Thursday, February 19, 2015

THE SCANDAL OF CAPTAIN JACK

Those of you who are either codgers or fans of "TV Land" are familiar with Leave it to Beaver. Depending on your viewpoint, Leave it to Beaver, first appearing in 1957, was either a wonderful heartwarming window into a unparalleled era of peace and prosperity in America or instead simplistic soporific suburban white-bread pap which totally ignored important social issues and reality.

In any event, it would be grossly unfair to say that the program was not cutting-edge in addressing in at least one of society's sacred cows. Specifically, the first regular episode filmed ("Captain Jack") was initially banned by the censors and was only grudgingly later released by them. It seems that it featured a brief shot of the young brothers Wally and Beaver hiding a baby alligator in a toilet tank at a time when potties were considered far too risque to be displayed on television.

Actually, not only were toilets totally taboo at the time, it was forbidden even to show a bathroom. Although the censors in this instance eventually bent this previously rigid policy, they did insist that only a toilet tank could be displayed--not the bowl itself.  

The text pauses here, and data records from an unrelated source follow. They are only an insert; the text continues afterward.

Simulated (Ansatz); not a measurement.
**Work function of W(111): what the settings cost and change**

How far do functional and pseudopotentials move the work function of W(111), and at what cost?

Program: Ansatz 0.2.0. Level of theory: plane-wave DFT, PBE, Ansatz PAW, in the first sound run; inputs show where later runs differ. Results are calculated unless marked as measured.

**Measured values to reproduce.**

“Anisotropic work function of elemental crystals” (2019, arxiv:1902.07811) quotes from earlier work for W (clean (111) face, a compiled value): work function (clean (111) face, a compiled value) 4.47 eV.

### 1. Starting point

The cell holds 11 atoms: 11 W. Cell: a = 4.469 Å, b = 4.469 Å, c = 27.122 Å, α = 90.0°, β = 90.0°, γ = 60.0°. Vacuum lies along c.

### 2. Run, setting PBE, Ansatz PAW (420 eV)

Once this cultural barrier was breached, it did not take TV long to sink into its current miasma of bad taste where anything and everything prurient goes and where NBC almost broadcast a Fear Factor episode showing contestants drinking mugfuls of two different types of bodily fluids from a donkey (including one fluid which was golden in color and another which could be obtained only from a male version of the animal). The release of the donkey event in the U.S. market was cancelled at the last minute by Comcast, NBC's parent company, after a description of the upcoming broadcast leaked out and controversy ensued as a result.